Apparently not everyone is impressed with Steven Spielberg's "Lincoln". Connecticut congressman, Joe Courtney, was not happy after discovering a historical inaccuracy in the Oscar-nominated drama about President Abraham Lincoln. He alleged that the movie depicted his home state in a negative point of view.
To The Associated Press, Courtney admitted that he was shocked when watching a scene that featured two Connecticut congressmen voting against the 13th amendment to outlaw slavery. "Wow. 'Connecticut voted against abolishing slavery?' " Courtney said, recalling the audience reaction he heard when watching the film. "I obviously had the same reaction. It was really bugging me."
Courtney then decided to do some fact checks on the Internet, and found that all four Connecticut congressmen had, in fact, voted for the amendment to end slavery in 1865. Feeling disappointed by the way the movie depicted his home state, Courtney sent a letter to Spielberg. He asked the filmmaker to correct the movie before it gets released on DVD.
"In many movies, including your own 'E.T.' and 'Gremlins,' for example, suspending disbelief is part of the cinematic experience and is critical to enjoying the film," Courtney wrote in his letter sent on Tuesday, February 5. "But in a movie based on significant real-life events - particularly a movie about a seminal moment in American history so closely associated with Doris Kearns Goodwin and her book, 'Team of Rivals' - accuracy is paramount."

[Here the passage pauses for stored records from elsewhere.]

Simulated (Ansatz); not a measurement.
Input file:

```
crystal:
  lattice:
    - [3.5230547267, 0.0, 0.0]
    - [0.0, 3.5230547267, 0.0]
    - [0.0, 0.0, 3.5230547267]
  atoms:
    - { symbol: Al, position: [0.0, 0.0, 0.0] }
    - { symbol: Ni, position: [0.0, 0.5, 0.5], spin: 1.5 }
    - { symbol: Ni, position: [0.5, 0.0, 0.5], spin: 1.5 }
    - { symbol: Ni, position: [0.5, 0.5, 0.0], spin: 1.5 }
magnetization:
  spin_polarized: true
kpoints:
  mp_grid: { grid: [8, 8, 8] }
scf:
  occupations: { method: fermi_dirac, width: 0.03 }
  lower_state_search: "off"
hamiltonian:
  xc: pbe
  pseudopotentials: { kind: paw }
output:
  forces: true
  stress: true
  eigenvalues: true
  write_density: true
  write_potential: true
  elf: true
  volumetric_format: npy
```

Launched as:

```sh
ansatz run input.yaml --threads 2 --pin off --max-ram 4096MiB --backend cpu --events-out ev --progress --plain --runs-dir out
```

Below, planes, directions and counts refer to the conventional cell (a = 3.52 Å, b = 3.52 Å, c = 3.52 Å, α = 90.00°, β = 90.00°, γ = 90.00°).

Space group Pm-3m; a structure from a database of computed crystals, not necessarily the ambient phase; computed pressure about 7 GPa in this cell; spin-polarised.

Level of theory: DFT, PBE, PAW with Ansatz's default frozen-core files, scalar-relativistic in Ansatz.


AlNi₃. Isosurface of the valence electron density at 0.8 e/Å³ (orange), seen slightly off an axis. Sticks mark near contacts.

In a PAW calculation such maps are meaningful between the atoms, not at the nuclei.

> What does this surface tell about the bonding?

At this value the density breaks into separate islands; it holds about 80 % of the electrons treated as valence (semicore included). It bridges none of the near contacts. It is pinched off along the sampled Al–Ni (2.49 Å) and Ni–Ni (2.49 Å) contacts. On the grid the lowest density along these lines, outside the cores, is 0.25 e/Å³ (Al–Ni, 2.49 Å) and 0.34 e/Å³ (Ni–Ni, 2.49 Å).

"How could congressmen from Connecticut - a state that supported President Lincoln and lost thousands of her sons fighting against slavery on the Union side of the Civil War - have been on the wrong side of history?" the congressman said in his letter.
Courtney added, as quoted by Hartford Courant, that "placing the State of Connecticut on the wrong side of the historic and divisive fight over slavery is a distortion of easily verifiable facts." He stated, "Who knows, maybe when they do a DVD of the movie there will be some notation of the clear mistake."
Still, he managed to sing praises for the film, gushing that the portrayal of major characters in it was "brilliant." He went, "It's important that people be aware who saw this movie that we were a state that lost soldiers, were staunch supporters of Lincoln in both elections, and in the case of the Democrat from New Haven, actually voted against his party in support of the amendment. The state's good name, I personally feel, was tarnished a bit."
"Lincoln" is nominated in 12 categories at the upcoming 85th Academy Awards. They include the coveted Best Picture, Best Director for Spielberg, Best Actor for Daniel Day-Lewis, Best Supporting Actor for Tommy Lee Jones, and Best Supporting Actress for Sally Field.